And in case you’re wondering, Eleven Questions for Eleven Poets took 143 emails.
Now the poets and their answers, a sampling of some of the brilliance we find in poetry today: Elizabeth Colen, Carolina Ebeid, Dana Levin, Max Ritvo, David Rivard, Chris Santiago, Lee Sharkey, Clint Smith, Megan Snyder-Camp, Tony Trigilio, Monica Youn.
Elizabeth J. Colen is most recently the author of What Weaponry, a novel in prose poems. Other books include poetry collections Money for Sunsets (Lambda Literary Award finalist in 2011) and Waiting Up for the End of the World: Conspiracies, flash fiction collection Dear Mother Monster, Dear Daughter Mistake, long poem / lyric essay hybrid The Green Condition, and fiction collaboration Your Sick. She teaches at Western Washington University.
Carolina Ebeid is a the author of You Ask Me to Talk About the Interior (Noemi Press, Fall 2016). She is a student in the Ph.D. program in creative writing at the University of Denver, and holds an MFA from the Michener Center for Writers. She has won fellowships and prizes from CantoMundo, Bread Loaf Writer’s Conference, the Stadler Center for Poetry, and the National Endowment for the Arts. Her work appears widely in journals such as The Kenyon Review, Gulf Coast, Colorado Review, and more recent work appears in Linebreak, Bennington Review, jubilat, and in the inaugural Ruth Stone House Reader.

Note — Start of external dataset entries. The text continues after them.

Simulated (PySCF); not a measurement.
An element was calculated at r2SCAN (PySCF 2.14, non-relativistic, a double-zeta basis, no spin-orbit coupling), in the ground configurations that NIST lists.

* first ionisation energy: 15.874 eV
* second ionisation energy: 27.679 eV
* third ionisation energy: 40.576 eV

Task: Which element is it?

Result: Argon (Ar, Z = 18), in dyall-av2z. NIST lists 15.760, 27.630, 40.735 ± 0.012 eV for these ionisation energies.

Dana Levin's new book of poetry is Banana Palace, out this October from Copper Canyon Press. A grateful recipient of fellowships and awards from the Guggenheim, Whiting, and Rona Jaffe Foundations, Levin serves each fall as Distinguished Writer in Residence at Maryville University in St. Louis. She lives in Santa Fe, New Mexico. [Photo by Anne Staveley]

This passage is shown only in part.